Of vision and photography.

This post started as a response to a comment made by a friend to the earlier post. But my thought took me a little further than they should have, so am posting the ramblings here as a post.

well, the earlier post alludes to something grander and something that runs through many of my earlier posts and has consonance with what you said.

reality is something that one constructs about oneself. reality isn't an absolute. Mahatma Gandhi's quote 'to your own truth, to your wisdom, thats where u must go', has stuck with me like anything, and lends itself to the notion of reality and here it ties up with the question of vision.

Our 'truth', our 'wisdom' is constrained in the frame of our vision.
I celebrate that increment in conscience with increased field of vision in the earlier post.

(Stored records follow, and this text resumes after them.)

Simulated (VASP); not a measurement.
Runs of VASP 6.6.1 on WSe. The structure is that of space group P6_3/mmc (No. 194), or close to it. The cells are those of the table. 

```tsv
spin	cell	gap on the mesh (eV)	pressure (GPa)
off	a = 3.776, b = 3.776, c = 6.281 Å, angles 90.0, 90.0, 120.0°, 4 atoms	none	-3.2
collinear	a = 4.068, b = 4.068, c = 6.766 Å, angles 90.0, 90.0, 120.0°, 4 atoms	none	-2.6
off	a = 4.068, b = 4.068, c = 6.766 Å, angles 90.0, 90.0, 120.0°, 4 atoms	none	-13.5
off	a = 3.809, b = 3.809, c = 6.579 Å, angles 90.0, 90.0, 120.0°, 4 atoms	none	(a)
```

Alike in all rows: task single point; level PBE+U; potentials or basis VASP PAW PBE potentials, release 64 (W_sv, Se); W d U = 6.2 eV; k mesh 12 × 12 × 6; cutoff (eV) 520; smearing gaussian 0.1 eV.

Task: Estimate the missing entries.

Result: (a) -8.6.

Secondly, the thought was inspired from an observation when looking. The vision of man. if I am to talk in terms of photography, Ayn Rand's 'man' would be picturised with the man dominating the frame, and gaze being from lower vantage than the subject.
As against, a Lovecraftian character would be framed in a corner of the frame, being looked down upon.
Both instances provide a revelation of sorts, mind u, but they steal away details from the person and renders him a 'hero' in the sense that he is removed from his reality by the act of framing. Much of our literature and popular culture is based on this act of removing a person from his context and reintroducing him with the assumed qualities.

The revelation that I spoke of in earlier post is neither of these two, but a person in context to his world. Suddenly shapes and sizes in vision have a politics of their own. The person can relate to the grandeur of the car he is driving -An organism of his progeny, and the man in control of it. An organism bigger, stronger than him and still he may 'get inside of it' and 'get out of it' along his will; The man comprehending the fullness of a skyscraper, the emotion of awe mixed with triumph.
I am shy of photographing any other way. Its a handicap sometimes. I have a inertia towards capturing portraits. I absolutely turn pukish to take photographs with the subject posing for it. And I hardly ever use flash. I don't like the act of photography interfering with the subject's context.